In its decision in Roe v D’Costa  WASCA 118 the WA Supreme Court of Appeal provided clarification on how section 61A of the Restraining Orders Act 1997 (WA) should be interpreted in relation to a VRO in Western Australia. Section 61A states as follows:
61A. Penalty for repeated breach of restraining order
(1) In this section —
(a) includes a finding or admission of guilt despite a conviction not being recorded under the Young Offenders Act 1994 section 55; and
(b) does not include a conviction that has been set aside or quashed.
(2) This section applies if a person —
(a) is convicted of an offence under section 61(1) or (2a) (the relevant offence); and
(b) has committed, and been convicted of, at least 2 offences under section 61(1) or (2a) within the period of 2 years before the person’s conviction of the relevant offence.
(3) This section applies despite the Sentencing Act 1995 and the Young Offenders Act 1994.
(4) Except as provided in subsection (6), if the person is a child a penalty must be imposed on the person for the relevant offence that is or includes —
(a) imprisonment under the Young Offenders Act 1994 section 118(1)(a); or
(b) detention under the Young Offenders Act 1994 section 118(1)(b).
(5) Except as provided in subsection (6), if the person is not a child a penalty must be imposed on the person for the relevant offence that is or includes imprisonment.
(6) A court may decide not to impose a penalty on the person that is or includes imprisonment or detention, as the case requires, if —
(a) imprisonment or detention would be clearly unjust given the circumstances of the offence and the person; and
(b) the person is unlikely to be a threat to the safety of a person protected or the community generally.
(7) A court that does not, because of subsection (6), impose a penalty on a person that is or includes imprisonment or detention must give written reasons why imprisonment or detention was not imposed.
(8) In subsection (7) —
written reasons includes reasons that are —
(a) given orally and subsequently transcribed; or
(b) given orally but also recorded electronically in a format that enables them to be subsequently transcribed.
[Section 61A inserted by No. 32 of 2011 s. 15; amended by No. 20 of 2013 s. 118.]
The Appellant had committed breaches of a VRO on 3 July and 11 July 2012. Significantly however, on 13 July 2012 the Appellant was convicted on both breaches. Before the issue of mandatory imprisonment can be considered under what is popularly known as the “three strikes” rule, section 61A(2)(b) requires as a pre-condition that the offender has:
“Committed, and been convicted of, at least two offences…”

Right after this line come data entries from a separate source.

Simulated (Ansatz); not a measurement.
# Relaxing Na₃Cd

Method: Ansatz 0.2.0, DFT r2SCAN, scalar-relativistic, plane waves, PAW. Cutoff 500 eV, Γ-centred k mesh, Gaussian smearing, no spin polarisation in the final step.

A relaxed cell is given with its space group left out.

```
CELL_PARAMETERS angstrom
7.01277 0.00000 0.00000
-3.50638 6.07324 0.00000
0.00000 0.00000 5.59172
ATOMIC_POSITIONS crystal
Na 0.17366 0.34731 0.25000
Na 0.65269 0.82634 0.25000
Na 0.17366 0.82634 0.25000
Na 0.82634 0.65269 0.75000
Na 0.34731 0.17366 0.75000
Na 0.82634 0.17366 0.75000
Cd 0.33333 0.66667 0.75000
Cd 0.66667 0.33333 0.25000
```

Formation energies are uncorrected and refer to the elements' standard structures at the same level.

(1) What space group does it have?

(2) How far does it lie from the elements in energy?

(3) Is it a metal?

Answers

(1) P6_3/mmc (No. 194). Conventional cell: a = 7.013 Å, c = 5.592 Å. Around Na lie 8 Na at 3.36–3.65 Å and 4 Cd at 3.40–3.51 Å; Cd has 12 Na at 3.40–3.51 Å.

Before the Magistrates Court the lawyer for the Appellant argued that as the offences of 3 and 13 July 2012 resulted in a single conviction on 13 July 2012 the requirement of 2 prior convictions had not been made out. The Magistrate rejected that submission and sentenced the Appellant to 8 months immediate imprisonment.
The Court of appeal ultimately ruled in the Appellant’s favour deciding that the conviction for the two breaches on 13 July 2012 was one conviction and therefore the Appellant had not met the pre-condition of 2 previous convictions.
At paragraph 52 Mazza JA (with whom McLure P and Buss JA agreed) concluded:
Section 61A(2) of the ROA should be construed having regard to Coke’s principle. Parliament has not clearly abrogated that principle. In my opinion, s 61A(2) requires that the relevant offence in s 62A(2)(a) be committed after the offender has committed and after he or she has been convicted of the threshold offences referred to in s 61A(2) (b) and that the ‘at least 2 offences’ referred to in s 61A(2)(b) must be, within the two year period prior to the offender’s conviction for the relevant for the relevant offence, committed on separate days and the subject of convictions on separate days. This did not occur in the present case. Accordingly, s 61A(2) was not enlivened and the respondent was not subject to the presumptive penalty of imprisonment. No material error has been demonstrated on Hall J’s part. The ground of appeal has not been made out. It follows that the appeal must be dismissed.
Therefore, the proper interpretation of the phrase ‘at least 2 offences’ referred to in s 61A(20(b) means offences committed on separate days and the subject of convictions on separate days.
At the time of writing Parliament has not amended s 61A(20(b) of the Restraining Orders Act.